GROWING IN GRACE
By now, we’ve all seen clips of the ongoing struggles plaguing Baltimore, Maryland following the tragic death and funeral of Freddie Gray. 24-hour news coverage has a way of emotionally wearing viewers out, and maybe that’s why we in South Georgia probably feel a little of the strain of the civil unrest.
Rather than exhausting us more by offering some sort of trite reasons for one “side” or the other, I want to instead point us to one of the many rays of hope that has emerged from the rubble of Baltimore – the sort of stuff cable news won’t focus our attention on.

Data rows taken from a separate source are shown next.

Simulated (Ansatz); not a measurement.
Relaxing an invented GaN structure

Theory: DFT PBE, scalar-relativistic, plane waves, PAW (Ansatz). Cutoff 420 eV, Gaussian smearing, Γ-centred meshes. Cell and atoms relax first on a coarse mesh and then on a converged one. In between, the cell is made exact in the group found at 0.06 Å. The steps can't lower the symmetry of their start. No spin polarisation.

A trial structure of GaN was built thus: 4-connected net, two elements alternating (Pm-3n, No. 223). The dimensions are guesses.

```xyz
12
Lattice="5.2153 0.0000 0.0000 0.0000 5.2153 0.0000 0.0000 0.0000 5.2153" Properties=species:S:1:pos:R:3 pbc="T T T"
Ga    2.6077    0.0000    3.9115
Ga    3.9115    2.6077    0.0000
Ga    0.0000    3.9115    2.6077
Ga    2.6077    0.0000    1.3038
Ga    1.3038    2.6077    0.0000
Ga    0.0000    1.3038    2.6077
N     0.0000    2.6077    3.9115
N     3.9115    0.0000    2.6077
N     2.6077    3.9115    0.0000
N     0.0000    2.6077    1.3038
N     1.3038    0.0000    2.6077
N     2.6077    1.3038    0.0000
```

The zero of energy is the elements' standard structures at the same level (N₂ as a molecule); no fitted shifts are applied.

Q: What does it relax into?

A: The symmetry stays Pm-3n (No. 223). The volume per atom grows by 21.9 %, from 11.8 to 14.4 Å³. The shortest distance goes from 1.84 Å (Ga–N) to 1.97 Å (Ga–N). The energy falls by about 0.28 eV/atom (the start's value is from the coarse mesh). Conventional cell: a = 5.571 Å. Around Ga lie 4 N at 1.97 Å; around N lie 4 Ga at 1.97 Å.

On Monday morning I saw a video of coverage from a local news station where they followed an outbreak of church happening on the streets of Baltimore. It seems more tha 100 clergy banded together and decided to march in the middle of rioting in order to offer some sort of witness to God’s presence in the midst of civil unrest. For 10+ minutes I watched as this news team followed from a helicopter camera the clergy marching and singing through the streets of Baltimore. Viewers had a chance to see them come to a major intersection and, when seeing a wall of police on the next block, stop to pray before proceeding to march right up to the police as a sign of peace. The clip ended after 10 minutes with the clergy turning the other way and leading the police to another location so they could respond to other needs.
Watching these powerful moments unfold as a local news team covered them made me think: What could such courageous actions on the part of clergy in Baltimore teach the church in other places?
There’s a lot of political and social baggage at play as we continue to watch the unfolding events in Baltimore. And I wouldn’t dare begin to try to explain or sort through it all. However we should all remember that God is calling us, wherever we are, to be a people of peace who give voice to God’s justice of abundant kingdom living for all of God’s children – protesters ... police officers ... everyone. So I thank God for the clergy of Baltimore who stood up and let their prayers be voiced with their lips as well as their feet as they marched for peace and reconciliation. They bore witness to what it truly looks like when disciples, with God’s help, seek to transform the world.